This guide is designed for younger New Zealanders (roughly years 7 to 10) and anyone who wants a clear explainer of how money actually works. We cover what money is, how NZ notes and coins work, the difference between cash and electronic payments, what banks actually do with the money you deposit, and the simple maths of how interest grows your savings.

Key Point: Money is really just an agreement. NZ has five notes ($5, $10, $20, $50, $100) and five coins (10c, 20c, 50c, $1, $2). Cash is tangible; EFTPOS and debit cards are electronic instructions that move money between bank accounts. When you deposit money into a bank, the bank doesn't store your exact dollars in a vault; it lends most of it out to other customers and pays you interest as a thank you. Interest compounds over time, meaning you earn interest on your interest.

What Money Actually Is

Money is not valuable by itself. A $20 note is just a piece of polymer plastic with ink on it. Its value comes from one thing: the agreement that everyone will accept it in exchange for goods and services. In the ancient world, people swapped things directly (a sheep for a bag of wheat). This is called barter, and it worked badly because you needed what the other person had AND they needed what you had at the same time. Money solves that problem by creating a thing everyone agrees to accept.

New Zealand's money is issued by the Reserve Bank of New Zealand. The government guarantees it. When you hand over a $20 note, everyone accepts it because they know they can spend it too. That shared agreement is what gives money its value.

NZ Notes

New Zealand has five banknotes, all made of polymer (plastic). They're waterproof, tough, and hard to counterfeit. Each note features a famous New Zealander on the front and a native bird on the back.

Note Colour Person Bird
$5 Orange Sir Edmund Hillary Hoiho (yellow-eyed penguin)
$10 Blue Kate Sheppard Whio (blue duck)
$20 Green Queen Elizabeth II Kārearea (NZ falcon)
$50 Purple Sir Apirana Ngata Kōkako
$100 Red Lord Ernest Rutherford Mohua (yellowhead)

NZ Coins

NZ has five coins: 10c, 20c, 50c, $1 and $2. We got rid of 1c and 2c coins in 1990 and 5c coins in 2006. Because of this, cash totals get rounded to the nearest 10 cents (Swedish rounding), while EFTPOS and card payments stay exact to the cent.

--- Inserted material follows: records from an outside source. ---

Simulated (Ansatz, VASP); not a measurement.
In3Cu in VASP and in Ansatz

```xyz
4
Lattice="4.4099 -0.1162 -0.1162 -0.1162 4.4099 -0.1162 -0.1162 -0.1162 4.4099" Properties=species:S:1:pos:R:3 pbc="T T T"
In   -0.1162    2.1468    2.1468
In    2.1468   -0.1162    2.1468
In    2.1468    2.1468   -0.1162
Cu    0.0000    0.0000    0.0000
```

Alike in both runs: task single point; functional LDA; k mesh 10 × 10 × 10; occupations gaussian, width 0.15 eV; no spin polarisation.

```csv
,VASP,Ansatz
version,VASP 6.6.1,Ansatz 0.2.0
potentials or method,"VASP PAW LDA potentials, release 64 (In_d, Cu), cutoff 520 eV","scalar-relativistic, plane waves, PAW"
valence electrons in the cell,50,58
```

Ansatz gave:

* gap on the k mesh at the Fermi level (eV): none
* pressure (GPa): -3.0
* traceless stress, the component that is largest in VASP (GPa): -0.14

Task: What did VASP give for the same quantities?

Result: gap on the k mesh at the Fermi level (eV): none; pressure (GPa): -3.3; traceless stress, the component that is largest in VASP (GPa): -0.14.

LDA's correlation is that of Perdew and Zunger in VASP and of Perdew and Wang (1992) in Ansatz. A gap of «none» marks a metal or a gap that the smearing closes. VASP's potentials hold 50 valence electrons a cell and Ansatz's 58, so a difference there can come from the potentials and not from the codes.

Rounding examples: $12.43 rounds DOWN to $12.40 (cash only). $12.47 rounds UP to $12.50. Pay by EFTPOS and you pay exact to the cent. Over time, rounding evens out.

💳 Cash, EFTPOS, Cards and Digital Payments

There are many ways to pay in NZ. They look similar but work differently. Understanding the differences matters because some spend YOUR money and some spend BORROWED money.

Method How It Works Key Feature
Cash You hand over notes and coins Anonymous, immediate, works without power
EFTPOS Card + PIN, money moves instantly from your bank NZ-only system, usually no fee to shops
Debit card (Visa/Mastercard) Spends your money, works online and overseas Same account, wider acceptance
Contactless (tap) Hold card near terminal, no PIN under $200 Fast, uses payWave or PayPass
Mobile wallet (Apple/Google Pay) Card on phone, fingerprint or face unlock No physical card needed
Credit card Bank lends you money, you repay later Borrowing, NOT your own money

The Key Difference to Understand

Debit cards, EFTPOS and mobile wallets spend money you ALREADY have. When the money's gone from your account, the transaction fails. You can't spend more than you've got.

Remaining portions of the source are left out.